Appendix: starter skills index
This appendix is your map to the starter skill kit. It explains what a skill actually is, how to drop one into whatever AI tool you happen to use, and then lists the nine starter skills with a plain note on what each does and when to reach for it.
If you have read the rest of this playbook, none of this will be a surprise. If you have skipped straight here, that is fine too. Treat it as the reference you come back to.
What a tool-neutral skill is
A skill is a short set of written instructions that tells the AI how you want a specific job done. That is the whole idea. It is not code. It is not a plugin you have to install. It is a page of plain text.
We write skills as plain text with a few light formatting marks. A # at the start of a line makes a heading, a - makes a bullet, and **word** makes a word bold. You don't need to learn it properly. If you can write an email, you can read and edit one of these files. Open any of the starter skills in a normal text editor and you will see exactly what I mean.
"Tool-neutral" means the skill does not belong to any one AI product. The same file works anywhere that can read plain English instructions. You write the skill once. You reuse it everywhere. When you switch tools, or your workplace switches tools for you, your skills come with you.
Think of a skill as a recipe card you hand to a very fast, very literal assistant. The card says: here is the job, here is how I like it done, here is what good looks like, here are the traps to avoid. The assistant follows the card. A good skill turns "write me a customer reply" into "write me a customer reply the way I always want them written", every time, without you re-explaining yourself.
A typical starter skill has four parts:
- A title and a one-line description of when to use it.
- The steps or rules to follow.
- An example of good output, so the AI has something to match.
- A short list of things to avoid.
That is it. Keep them short. A skill that runs to ten pages is usually a sign the job needs to be split into two.
How to use a skill in your tool
The mechanics differ slightly from tool to tool, but the core move is always the same: get the skill's text in front of the AI, then ask for the job.
Start with the simplest version:
- Open a new chat in your approved AI tool.

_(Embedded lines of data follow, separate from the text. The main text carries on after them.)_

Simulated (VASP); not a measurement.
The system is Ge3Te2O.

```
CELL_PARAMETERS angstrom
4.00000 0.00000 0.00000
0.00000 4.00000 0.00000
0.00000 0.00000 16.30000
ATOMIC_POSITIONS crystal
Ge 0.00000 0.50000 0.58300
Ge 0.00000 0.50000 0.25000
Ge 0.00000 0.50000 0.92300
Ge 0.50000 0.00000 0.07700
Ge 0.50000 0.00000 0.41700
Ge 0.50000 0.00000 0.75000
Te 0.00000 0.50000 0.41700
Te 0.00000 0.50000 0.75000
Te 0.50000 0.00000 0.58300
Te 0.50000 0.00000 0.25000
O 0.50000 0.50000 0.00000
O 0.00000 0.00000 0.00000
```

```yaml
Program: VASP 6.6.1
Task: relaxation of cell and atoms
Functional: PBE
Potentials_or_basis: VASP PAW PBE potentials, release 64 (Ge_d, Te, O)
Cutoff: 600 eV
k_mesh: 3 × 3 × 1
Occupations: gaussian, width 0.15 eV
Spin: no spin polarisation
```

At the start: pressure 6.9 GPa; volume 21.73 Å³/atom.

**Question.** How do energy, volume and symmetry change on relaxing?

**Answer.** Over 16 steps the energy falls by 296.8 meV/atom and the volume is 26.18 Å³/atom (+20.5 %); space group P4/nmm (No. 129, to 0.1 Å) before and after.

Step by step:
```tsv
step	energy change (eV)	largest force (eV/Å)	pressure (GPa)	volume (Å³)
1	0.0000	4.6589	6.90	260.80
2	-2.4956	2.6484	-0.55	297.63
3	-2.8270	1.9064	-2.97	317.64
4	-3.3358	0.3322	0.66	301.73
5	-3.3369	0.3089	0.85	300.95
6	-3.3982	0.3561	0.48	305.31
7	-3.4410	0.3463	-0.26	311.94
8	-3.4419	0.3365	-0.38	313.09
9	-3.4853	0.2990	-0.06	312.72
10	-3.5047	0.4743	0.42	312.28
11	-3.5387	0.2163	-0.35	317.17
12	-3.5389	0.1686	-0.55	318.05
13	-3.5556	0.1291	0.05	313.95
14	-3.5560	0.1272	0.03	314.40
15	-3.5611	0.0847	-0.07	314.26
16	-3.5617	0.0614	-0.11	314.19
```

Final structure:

- Paste the full skill text.
- Add your real task underneath it.
- Ask the AI to follow the skill exactly and flag anything it's unsure about.
- Read the result, tighten the skill if needed, then save the better version.
For a skill you use weekly, save it wherever your tool keeps standing instructions, project instructions, pinned knowledge, saved assistants or reusable prompts. The menu name changes by product. The idea does not: the skill should load before the AI starts the job.
If your workplace tool is locked down, don't fight it. Keep the skill in a note, paste it into each chat, and stay within the rules your organisation has set.
If you use a specialist coding or automation tool later, the same pattern still applies. Put the skill in the instruction file or standing prompt that the tool reads before it works. For anything that can act without you watching, make the safety rules stricter: draft only, stop when unsure, and ask a human before sending, deleting, paying, booking or changing records.
The whole pattern is two moves:
- Paste it in for a single job. Always works, nothing to set up.
- Save it so it loads every time. Faster long-term, slightly different menu in each tool.
Start by pasting. Once a skill earns its keep and you reach for it weekly, spend the two minutes to save it properly in whatever tool you live in. That is the entire workflow.
The nine starter skills
Here is the kit. Each one is a small, self-contained file you can open, read and edit. Names are deliberately plain. Start with one or two that match a job you do often, get them working, then add more. You don't need all nine on day one.
| Skill file | What it does | When to reach for it |
|---|---|---|
inbox-triage.md |
Sorts a messy inbox or message pile into urgent, routine, waiting and ignore-for-now buckets, with draft replies where safe. | When messages are stealing the morning. |
meeting-prep.md |
Turns context, agenda notes and background material into a tight meeting brief. | Before a meeting where you need to walk in prepared. |
follow-up-email.md |
Drafts a clear follow-up after a call, meeting, quote, inspection, booking or supplier exchange. | When the next step needs to be in writing. |
presentation-builder.md |
Turns rough points into a structured deck outline with speaker notes and proof gaps. | When you need a presentation but don't want to start from a blank slide. |
weekly-report.md |
Turns updates, notes and numbers into a plain weekly report with decisions, risks and next steps. | When someone needs the week in one page. |
document-polish.md |
Cleans up rough writing without changing the meaning, facts or voice. | For reports, policies, emails, posts and proposals. |
research-brief.md |
Turns a question into a short research brief with assumptions, sources to check and open questions. | Before you make a decision from messy information. |
dashboard-builder.md |
Builds the first version of a manual cockpit or read-only dashboard brief. | When you need one calm page for work, not another app to manage. |
safety-governance-checker.md |
Checks an AI workflow for data risk, access, human approval and unsafe assumptions. | Before connecting tools or using sensitive material. |
How to actually start
Pick one skill that matches a job you did this week. Open it, read the few lines inside, and change one example so it sounds like your real work. Paste it into your tool and run it on a real task, not a test one. Compare the output to what you would have written yourself.
It will not be perfect on the first go. That is the point. When the output is off, the fix is almost always in the skill, not in the tool. Add the rule that was missing, sharpen the example, and run it again. After two or three rounds a skill stops needing your attention and just works. Then move to the next one.
That loop, write a little, run it on real work, tighten what was off, is the whole method. The nine starter skills are just a head start, so you are editing instead of staring at a blank page.